Thus Chodorov advocated education and non-participation (especially not voting) in government. Eventually, he hoped, people would come to know their rights as natural and innate, not granted by the State, and would refuse to support it by refusing to pay taxes.

Taxation is the root of all evil. Chodorov argued, because it robs producers who have a natural right to keep what they produce, and because it is used to support a system of State-granted privileges which also rob producers.

Trace an injustice to its cause and you will find another injustice. The burgeoning community which necessitates batter streets, a sanitation department, traffic policemen, a park for the children, and so on, brings about an economic betterment which, peculiarly enough, does not accrue to the population as a whole ... Competition between bankers and storekeepers for the use of . . . sites has greatly enhanced their value. This value arises not from the services rendered by these entrepreneurs but from the presence of the population they serve.

It would seem logical that this value - which we call land rent -should go to defray the expenses of these common services. However, under our prevailing land-tenure system, this economic increment accrues to the erstwhile farmer who holds title to the sites, or maybe to the banker who holds a mortgage on them. The economic betterment which the community as a whole creates is diverted to individuals who return nothing for it to the general fund of wealth. This is the injustice which fosters the injustice of taxation. When we examine privileges, we find that they are economic advantages granted by the political power. and political power is born in and thrives on taxation- If taxation were abolished . . . the cost of maintaining the necessary social services of a community would fall on rent. . , and the privilege of collecting rent would vanish.
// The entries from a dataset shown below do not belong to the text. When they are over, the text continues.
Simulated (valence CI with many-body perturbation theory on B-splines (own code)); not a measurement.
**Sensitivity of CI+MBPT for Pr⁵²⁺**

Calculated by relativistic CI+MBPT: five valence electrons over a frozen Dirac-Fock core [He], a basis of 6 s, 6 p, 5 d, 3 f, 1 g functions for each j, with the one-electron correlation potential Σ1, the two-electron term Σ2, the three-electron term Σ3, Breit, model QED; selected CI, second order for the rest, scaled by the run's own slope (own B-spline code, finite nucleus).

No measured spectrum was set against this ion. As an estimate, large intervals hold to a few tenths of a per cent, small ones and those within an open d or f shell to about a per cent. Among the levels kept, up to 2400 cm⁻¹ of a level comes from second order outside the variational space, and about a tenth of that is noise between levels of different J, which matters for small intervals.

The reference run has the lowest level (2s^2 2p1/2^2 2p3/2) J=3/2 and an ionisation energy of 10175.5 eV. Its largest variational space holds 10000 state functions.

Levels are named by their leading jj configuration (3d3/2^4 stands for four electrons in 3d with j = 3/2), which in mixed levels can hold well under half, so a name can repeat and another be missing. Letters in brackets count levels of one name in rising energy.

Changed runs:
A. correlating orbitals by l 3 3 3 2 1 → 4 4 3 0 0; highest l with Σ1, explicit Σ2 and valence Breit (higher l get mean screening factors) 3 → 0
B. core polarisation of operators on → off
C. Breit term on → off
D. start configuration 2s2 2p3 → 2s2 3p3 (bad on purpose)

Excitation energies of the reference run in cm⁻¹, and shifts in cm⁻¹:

Along with the privilege of pocketing land rent, which "is income for which no service to society is rendered, and is collectible only because the State makes it possible", all other monopoly privileges which exploit and discourage production would fall with the abolition of taxation which feeds the privilege-granting apparatus of the State.

For Chodorov, the solution to all political and economic problems, including fundamental ones of war and peace, lies with society and not the State.

Echoing fellow radical Randolph Bourne, who wrote "War is the health of the State". Chodorov's solution to the problem of war is the same as his solution to that of the Stale: abolish all taxes and special privileges, allow genuine free trade to flourish and bring societies closer together.

CHODOROV'S staunch anti-war stance led him into not a few conflicts during his career, as Hamilton points out in his biographical Introduction. He alienated many fellow Georgists for his isolationist position during the Second World War, and later conservative associates whose anti-communism began to take precedence over their claimed anti-Statism.

Convinced that the anti-communism hysteria of the '50s would lead to a militarisation, bureaucratisation and, ironically, "communisation" of America, Chodorov always argued in defence of the communisls's "right to be wrong." He opposed, in several essays, military conscription and the deploying of U.S. troops to sundry parts of the world to suppress Marxism. Bad ideas could be fought only with better ideas and he added, according to Hamilton, that "in advocating interventionism against international communisim. one was advocating killing people. That usually meant conquest and imperialism."

Needless to say, Chodorov's influence upon the rising conservative movement in the U.S. was negligible, as can be seen by the performance of the current conservative government in power in Washington. While administration policy-makers always tend to view their function to be to keep the system working, they beg the question: working for whom?

In the 400-plus pages that comprise Fugitive Essays, Frank Chodorov repeatedly asks: Should our economic system work for the benefit of those who produce the wealth, or should the wealth be siphoned off via taxation, rent, and other monopoly exactions upheld in the final analysis by the force of the State, causing gross inequalities, poverty, and eventually war?

The relevance of this question to the problems of the so-called Third World are apparent. That the players in world politics have not got beyond their pro- or anti-communism, to see the real problems involved and the possible solutions, as Frank Chodorov was able to, may be the ultimate tragedy of our time.

One can also suspect that ideological warfare masks real vested interests of power-brokers and privileged monopolists, similar to the ones Frank Chodorov so well took to task in Fugitive Essays.